Remix.run Logo
naikrovek 15 hours ago

Go programmers (and `range`) assume that string is always valid UTF-8 but there is no guarantee by the language that a string is valid UTF-8. The string itself is still a []byte. `range` sees the `string` type and has special handling for strings that it does not have when it ranges over []byte. Recall that aliased types are not viewed as the same type at any time.

A couple quotes from the Go Blog by Rob Pike:

> It’s important to state right up front that a string holds arbitrary bytes. It is not required to hold Unicode text, UTF-8 text, or any other predefined format. As far as the content of a string is concerned, it is exactly equivalent to a slice of bytes.

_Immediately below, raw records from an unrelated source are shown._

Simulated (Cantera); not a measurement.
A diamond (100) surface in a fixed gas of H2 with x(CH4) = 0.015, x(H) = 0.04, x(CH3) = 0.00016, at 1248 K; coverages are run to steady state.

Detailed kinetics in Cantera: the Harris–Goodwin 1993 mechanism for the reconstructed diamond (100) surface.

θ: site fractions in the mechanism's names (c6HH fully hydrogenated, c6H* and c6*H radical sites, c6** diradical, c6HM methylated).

> Besides the axiomatic detail that Go source code is UTF-8, there’s really only one way that Go treats UTF-8 specially, and that is when using a for range loop on a string.

Both from https://go.dev/blog/strings

If you want UTF-8 in a guaranteed way, use the functions available in unicode/utf8 for that. Using `string` is not sufficient unless you make sure you only put UTF-8 into those strings.

If you put valid UTF-8 into a string, you can be sure that the string holds valid UTF-8, but if someone else puts data into a string, and you assume that it is valid UTF-8, you may have a problem because of that assumption.